Hi again Jakub, thanks for the replies.
(I was writting down this post by the time of your last answer, and yes, I agree there is some mistery still to find out)
I’ve been researching a bit, and I cannot say I’m convinced of the order of the rows explaining the x5 compression.
I need some help trying to figure out what happened here. I will try to give all the info I’m collecting.
This is the table that I’m testing (I have to mention, that for the other 25 tables in the database, the same behaviour occurs…)
CREATE TABLE `passiveHsdpaRadioParameters_201005` (
`idPdpConnection` bigint(20) NOT NULL,
`timestamp` timestamp NOT NULL DEFAULT '1985-01-19 00:00:00',
`idUsedLocation` int(11) NOT NULL,
`cqi` tinyint(4) DEFAULT NULL,
`hsDschQam16Packets` smallint(6) DEFAULT NULL,
`hsDschQam64Packets` smallint(6) DEFAULT NULL,
`hsDschQpskPackets` smallint(6) DEFAULT NULL,
`hsDschSchedPackets` smallint(6) DEFAULT NULL,
`hsDschNackPackets` smallint(6) DEFAULT NULL,
`hsDschTraffic` int(11) DEFAULT NULL,
`hsDschUplinkTotal` mediumint(9) DEFAULT NULL,
`numberOfCodes` tinyint(4) DEFAULT NULL
) ENGINE=BRIGHTHOUSE DEFAULT CHARSET=utf8;
There is no relation between columns, I mean, if by any reason rows would be sorted by any column, that could improve compression by that column specifically, but not for the other colums… So I’m not sure column order could explain a x5 compression.

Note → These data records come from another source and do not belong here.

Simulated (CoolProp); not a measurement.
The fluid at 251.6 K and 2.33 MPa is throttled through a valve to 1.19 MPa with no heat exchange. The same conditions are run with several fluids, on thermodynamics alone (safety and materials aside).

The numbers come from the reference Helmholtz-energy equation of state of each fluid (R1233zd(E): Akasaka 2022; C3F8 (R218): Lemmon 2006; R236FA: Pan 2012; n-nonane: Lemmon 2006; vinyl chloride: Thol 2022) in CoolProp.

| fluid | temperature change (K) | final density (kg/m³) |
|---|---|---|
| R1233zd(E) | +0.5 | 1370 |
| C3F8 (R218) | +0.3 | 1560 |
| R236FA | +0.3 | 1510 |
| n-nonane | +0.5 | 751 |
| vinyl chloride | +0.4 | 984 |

shell> du -h passiveHsdpaRadioParameters_201005.bht/
288M passiveHsdpaRadioParameters_201005.bht/
shell> zip -r passiveHsdpaOriginalTable.zip passiveHsdpaRadioParameters_201005.bht/
...
shell> ls -lh passiveHsdpaOriginalTable.zip
-rw-r--r-- 1 root root 257M 2010-08-04 12:09 passiveHsdpaOriginalTable.zip
I’ve zipped folder passiveHsdpaRadioParameters_201005.bht and a little more compression archieved, but nothing compared with export/import.
But if I do what I posted in fist place:
mysql> SET @bh_dataformat = 'txt_variable';
Query OK, 0 rows affected (0.00 sec)
mysql> SELECT count(1) FROM passiveHsdpaRadioParameters_201005;
+----------+
| count(1) |
+----------+
| 13798497 |
+----------+
1 row in set (0.00 sec)
mysql> CREATE TABLE passiveHsdpaRadioParameters_201005_reimported LIKE passiveHsdpaRadioParameters_201005;
Query OK, 0 rows affected (0.01 sec)
mysql> SELECT * FROM passiveHsdpaRadioParameters_201005 INTO OUTFILE '/tmp/passiveHsdpaRadioParameters_201005.csv';
Query OK, 13798497 rows affected (45.69 sec)
LOAD DATA INFILE '/tmp/passiveHsdpaRadioParameters_201005.csv' INTO TABLE passiveHsdpaRadioParameters_201005_reimported;
Query OK, 13798497 rows affected (49.00 sec)
Records: 13798497 Deleted: 0 Skipped: 0 Warnings: 0
And now let’s look at .bht folder disk size.
shell> du -h passiveHsdpaRadioParameters_201005_reimported.bht/
57M passiveHsdpaRadioParameters_201005_reimported.bht/
From 288M to 57M…
I’m going to test loading table with single LOAD DATA INFILE for each row vs LOAD DATA INFILE for all rows at a time, and see if compression is affected.
I will post the results shortly.
By the way, I could upload the zipped folders for both tables (original and reimported) if it could be helpfull to see what this is happening.